He also found he didn’t necessarily need to be a software pro.

“I’m not an IT expert, just like I’m not a mechanic,” McNamara says, “but it’s a business that could run like a profit center inside the company. Maybe you’re not going to get revenue from it, or maybe you can charge the jobs for your services and what you’re providing. If you step back and think about it like it’s a contract company that’s been brought in to provide IT services to this company, then you come at it in a different way.

“We had a department that was like a Dilbert cartoon, and it was a struggle between the people in the field and the people providing the IT services: The field would want something and there would be a reason why they couldn’t have it, instead of finding some workable solution in the middle,” McNamara says.

“We wrote a mission statement a few months in, and one of the key parts was that the IT department was going to provide services to the field on their terms, meaning the field’s terms—not when it was convenient to the people in the IT department,” McNamara says.

Putting that to practice involved recognizing some simple realities. For example, field personnel start work at 6 or 7 a.m. Those working in office environments generally get to work at 8 or 9 a.m. That meant there could be a problem in the field for two hours before any response. “We also started having equipment on the shelves that we could swap out if something went down,” McNamara says.

“We had an electronic time card system going at the time, and everybody in the company was using it. If you’re a foreman and you’ve got five or 10 people working for you, and it’s your responsibility to make sure their time card gets in the computer and your computer is broken, what are you going to do? So, we would have computers available for them to use, or we would have kiosks available at a job site where they could go and put their time in.”

McNamara made sure to involve people from every part of the company in the ERP implementation. “We asked what they needed,” he says. “It’s not ‘Here is your process,’ but ‘What is your process?’ It was really interactive. And when we did training, we didn’t have everyone all over California drop what they were doing and come to Sacramento. We went to job sites and where the people were to try to make it as easy as possible for them to get what they needed.”

McNamara thinks that helped lead to his move to the Equipment Division in late 2011.

“I think one of the reasons that I was selected for the equipment group was to do some of those same things and turn it into more of a service organization than just a resource provider,” he says. “To become a partner in the operations of construction as opposed to a vendor you just call when you need something.”

As with the IT transition, McNamara stresses it’s important to be careful not to dictate to the departments you serve.

“For instance, a field person will say ‘I need machine X,’ and [fleet] will go, ‘Well, you really need machine Y and that’s what we’re going to give you,’” McNamara says. “That creates tension, distrust, and all kinds of other things that are not good for construction.”

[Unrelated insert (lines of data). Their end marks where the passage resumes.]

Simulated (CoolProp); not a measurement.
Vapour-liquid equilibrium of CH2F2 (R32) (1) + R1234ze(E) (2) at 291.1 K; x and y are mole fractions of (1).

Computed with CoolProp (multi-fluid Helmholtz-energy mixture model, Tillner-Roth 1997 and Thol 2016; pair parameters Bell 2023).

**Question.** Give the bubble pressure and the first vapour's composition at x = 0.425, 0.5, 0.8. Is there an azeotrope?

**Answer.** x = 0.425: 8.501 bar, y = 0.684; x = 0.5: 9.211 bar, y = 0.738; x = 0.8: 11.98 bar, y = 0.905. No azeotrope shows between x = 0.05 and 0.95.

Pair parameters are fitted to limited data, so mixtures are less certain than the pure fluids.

After ascending to equipment manager, McNamara worked to streamline the division and run it as if it were its own business inside the company. He wasn’t an equipment expert, but a family background in cars, trucks and race cars gave him some mechanical inclination.

“Not to oversimplify, but I knew it [equipment] was big and yellow,” McNamara jokes. “But at the end of the day, it’s just a business and equipment is the commodity. I don’t need to know how to change a V-drive belt, I need to have a guy who knows how to do that. I need to know why we’re doing it, and what it’s going to cost us, and what the benefit is of doing it. I think the old days of a mechanic coming up to be the guy running the division and making the decisions—with the amount of information and technology that we have now in construction equipment—I think that’s changed dramatically.”

One of the things McNamara changed while equipment manager was instituting the company’s first use of GPS tracking to follow assets and with that, the use of security measures to reduce losses from theft and vandalism.

The company’s fleet has approximately 200 trucks and on-road vehicles, 100 pieces of heavy iron, and 250 to 300 towable items, such as generators, compressors, message boards and light towers.

“Often in construction there’s a relationship with equipment that’s sometimes more emotional than mental,” McNamara says. “And when people have work to perform, and they know they have work to perform, they want to have the tools for that close at hand when they need them. The struggle for the company is that that may not be the best thing, because it’s not getting the utilization that it needs.

“Where the GPS really helped us early on was to be able to say this piece of equipment is or is not getting used as much as you say you need it—or as much as it should be used. It’s helped with our buy-sell decisions,” McNamara says.

“Sure, we get meter readings; well those are monthly or weekly, or whatever they are, and with a meter reading you’re looking at a window of time where they may have absolutely needed the equipment for a week of that month, but the rest of the time they didn’t,” he says. “The GPS brings that information out, because it tells us when the piece of equipment is running and not running.”

McNamara reports that GPS also helped with utilization decisions and increased accuracy in charging projects the proper number of hours for equipment use. “We would get swings prior to GPS,” he says. “Sometimes we’d get too many hours from the jobs, sometimes we wouldn’t get enough. And it really helped flatten that out both ways to make things more fair and predictable.”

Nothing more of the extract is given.